This is a continuation of my series on log-based replication for text editors.
Let’s focus on the checkpoint instruction for now. Immediately after successful execution of the checkpoint instruction on both the client and the server, we should be in a safe state where both client and server have exactly the same data. So what are the kinds of things that can go wrong with the checkpoint instruction?
The client might fail to save the file. Although in the previous post I said that the client (like the server) would apply the redo log when it gets the checkpoint message, that isn’t really true. The client has been “applying” the redo log all along as the user edits the in-memory buffer. The current checkpoint on the client is in the in-memory editor buffer, so all the client has to do is save this buffer to disk (I’m assuming that the file is not too large to reasonably keep in memory. In a later post I’ll discuss extending this method to arbitrary-sized files). The client can fail because it can’t save the file to disk or because the client crashes before saving the file.
In this case, the updates on the server are correct (because we are assuming single-failure) so when the problem with the local machine is resolved, we can recover the changes from the machine. We are leaving it up to the designers of the local machine to make sure that this failure does not go unnoticed by the user. Presumably the local machine either crashes or gives the user a message that it failed to save the file. If there is a failure of the local storage device, the user might even want to continue working as long as the network and server are stable and reliably saving changes.
The network might fail to deliver the checkpoint message. In this case, there isn’t any real damage done as long as the checkpoint protocol is designed to handle the case and as long as all of the redo log has been received and properly stored because the server can continue to receive the redo log and it can apply the longer redo log to an earlier checkpoint. However, this complicates the recovery process so I will probably decide to treat it as a server failure.

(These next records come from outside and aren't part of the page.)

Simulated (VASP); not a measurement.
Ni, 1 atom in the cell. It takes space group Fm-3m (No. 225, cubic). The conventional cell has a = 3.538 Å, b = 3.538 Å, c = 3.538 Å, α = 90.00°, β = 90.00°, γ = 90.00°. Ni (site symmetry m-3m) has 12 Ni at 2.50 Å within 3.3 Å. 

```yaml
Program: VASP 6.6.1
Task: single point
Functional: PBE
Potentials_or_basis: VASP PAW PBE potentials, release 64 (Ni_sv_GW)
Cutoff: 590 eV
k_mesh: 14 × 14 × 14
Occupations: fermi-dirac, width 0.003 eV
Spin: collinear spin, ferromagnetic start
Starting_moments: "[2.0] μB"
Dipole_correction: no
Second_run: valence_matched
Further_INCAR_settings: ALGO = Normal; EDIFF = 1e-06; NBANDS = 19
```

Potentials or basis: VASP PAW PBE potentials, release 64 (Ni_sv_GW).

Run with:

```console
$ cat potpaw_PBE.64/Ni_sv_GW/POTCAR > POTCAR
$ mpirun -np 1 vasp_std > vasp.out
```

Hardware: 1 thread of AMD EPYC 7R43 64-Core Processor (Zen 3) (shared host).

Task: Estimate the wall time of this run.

The server might receive the checkpoint message but fail to save it. Again, we are relying on the system to ensure that either the remote machine crashes or it gives the server a message telling it that the storage device has failed. If the storage device fails then the server can return a message to the client, telling it that there has been a failure. If the remote machine crashes, then there should be some sort of timeout mechanism so that the client can detect this situation and alert the user. However, if there isn’t a second failure, the user can continue working without loss of data.
There is another possible way that the server can fail to save the checkpoint. There may be a software bug in the server itself. The procedure to apply an edit script to a buffer is relatively complex, and the code base in the server to do this is probably different from the code base in the client/editor to do it. Whenever two different pieces of code are trying to implement exactly the same function it’s a good idea to take some steps to detect bugs. In our case, we will consider the actions of the client/editor to always be correct since the user sees what it is doing in real time. If the server produces a checkpoint different from the checkpoint that the client produces, then this is treated as a failure in the server.
We will handle all of these cases by sending a bit more information in the checkpoint instruction, and then describing a recovery process.
There are two extra pieces of information that we will associate with each checkpoint:
- The checksum is a number calculated from the text of the checkpoint. The interesting property of a checksum is that if two different files are related by some sort of editing history, it is extremely unlikely that they will have the same checksum.
- The serial number is a number that increases for each checkpoint so that we can identify which of two checkpoints for the same file is later.
We can create the checksum on the client from the in-memory buffer which will be very fast. Then we send the checksum and the serial number in the checkpoint instruction sent to the server.
If the client fails after sending the checkpoint message, then the server still creates the new checkpoint, verifies the checksum, and saves it with the new serial number. Since we are only handling single failures, we don’t worry about the case where the server or network messes up during this process. After such a failure, the latest checkpoint is on the server and is labeled with a serial number later than any serial number on the client. Recovery consists of copying that checkpoint back to the client.
If the network or server fails after the client sends the checkpoint instruction, then the client successfully saves the latest checkpoint to disk (again, because only a single failure is handled). In this case, recovery consists of copying the latest checkpoint from the client to the server. If the server fails the checksum test then it discards the checkpoint that it generated and this case is treated like a failure of the network or server --the latest checkpoint is on the client.
To recover from any of these errors, the client sends a message to the server with the serial number of the latest checkpoint on the client. The server compares this to the number of the latest checkpoint on the server. If the server’s checkpoint is later then it initiates a copy from the server to the client. If the client’s checkpoint is later than the server initiates a copy from the client to the server.
The recovery operation can be initiated by detection of a failure or just by starting up the client to edit an existing file.